The pound was once again the worst performing major currency on Monday as the May’s government stance on Brexit added renewed pressure on the British currency. The dollar did not fare much better as weaker US equities weighed on the greenback ahead of this week’s FOMC meeting, while the yen benefited from the increased risk aversion to advance higher against all major pairs.
Having stabilized late on Friday and in Asian trading today, the pound resumed its downtrend at the start of European trading amid fresh uncertainty about Brexit as well as about the durability of Theresa May’s premiership. Reports that the UK Conservative party had reached a deal with a small Northern Irish party to get the necessary majority needed after last Thursday’s general election resulted in a hung parliament had helped sterling stabilize on Friday. However, it has since emerged that the Conservatives and the Democratic Unionist party are still in talks over the details of the deal, and this could potentially delay the start of the Brexit negotiations scheduled for June 19.
Hopes that the election outcome would provide some consolation by leading to a ‘softer’ Brexit as it would force May’s government to reach consensus with other parties had provided some relief to the pound after the shock vote. However, the Brexit Secretary, David Davis, today said nothing had changed and that the UK will still be leaving the single market.
The pound slipped back below the 1.27-dollar level after Davis’ comments and continued to drift lower in late European session to trade just above 1.2560 dollars. It was down more sharply against the euro and the yen at 0.8845 pounds per euro and 139 yen.

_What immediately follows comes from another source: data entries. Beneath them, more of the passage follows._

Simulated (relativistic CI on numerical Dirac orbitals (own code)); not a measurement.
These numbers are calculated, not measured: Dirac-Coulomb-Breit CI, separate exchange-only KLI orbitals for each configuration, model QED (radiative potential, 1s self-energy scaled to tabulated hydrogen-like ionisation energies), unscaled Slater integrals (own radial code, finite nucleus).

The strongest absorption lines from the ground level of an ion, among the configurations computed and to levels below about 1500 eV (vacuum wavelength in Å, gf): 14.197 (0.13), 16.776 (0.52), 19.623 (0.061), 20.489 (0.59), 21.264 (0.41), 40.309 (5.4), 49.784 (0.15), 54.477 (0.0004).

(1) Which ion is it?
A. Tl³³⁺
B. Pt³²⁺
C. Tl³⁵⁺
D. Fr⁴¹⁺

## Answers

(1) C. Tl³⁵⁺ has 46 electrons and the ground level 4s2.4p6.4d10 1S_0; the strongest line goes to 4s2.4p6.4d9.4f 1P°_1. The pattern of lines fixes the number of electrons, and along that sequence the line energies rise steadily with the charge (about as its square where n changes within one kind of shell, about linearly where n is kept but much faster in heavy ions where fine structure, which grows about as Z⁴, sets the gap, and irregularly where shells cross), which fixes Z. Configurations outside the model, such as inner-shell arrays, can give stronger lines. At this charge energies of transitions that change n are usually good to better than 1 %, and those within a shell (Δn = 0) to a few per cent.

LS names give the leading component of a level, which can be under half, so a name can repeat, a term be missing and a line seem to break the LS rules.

The yen enjoyed broad gains on Monday on the back of increased safe-haven demand. A big sell-off in US technology stocks on Friday, which spread to Asian and European equities today, contributed to the risk-off mood. Cautiousness ahead of central bank meetings by the Fed, the Bank of Japan and the Bank of England later this week also dampened market sentiment. However, these were of little boost to gold prices as the precious metal came under pressure from rising US treasury yields ahead of Wednesday’s expected rate hike by the Fed. Gold prices were last flat on the day at $1266 an ounce.
The higher US yields were unable to support the greenback though as the dollar struggled to hold on to the 110-yen level. With the rout in tech stocks appearing to continue for a second day, the dollar slid to around 109.80 yen in late session.
The euro was slightly firmer on Monday following the French legislative election on Sunday that put Macron’s party on track for a huge parliamentary majority. The single currency was last trading at just above 1.1200 dollars.
In commodities, oil prices rallied by over 1% due to a technical rebound. WTI oil stood 1.3% higher at $46.42 a barrel, while Brent was up a similar amount to trade at $48.75 a barrel.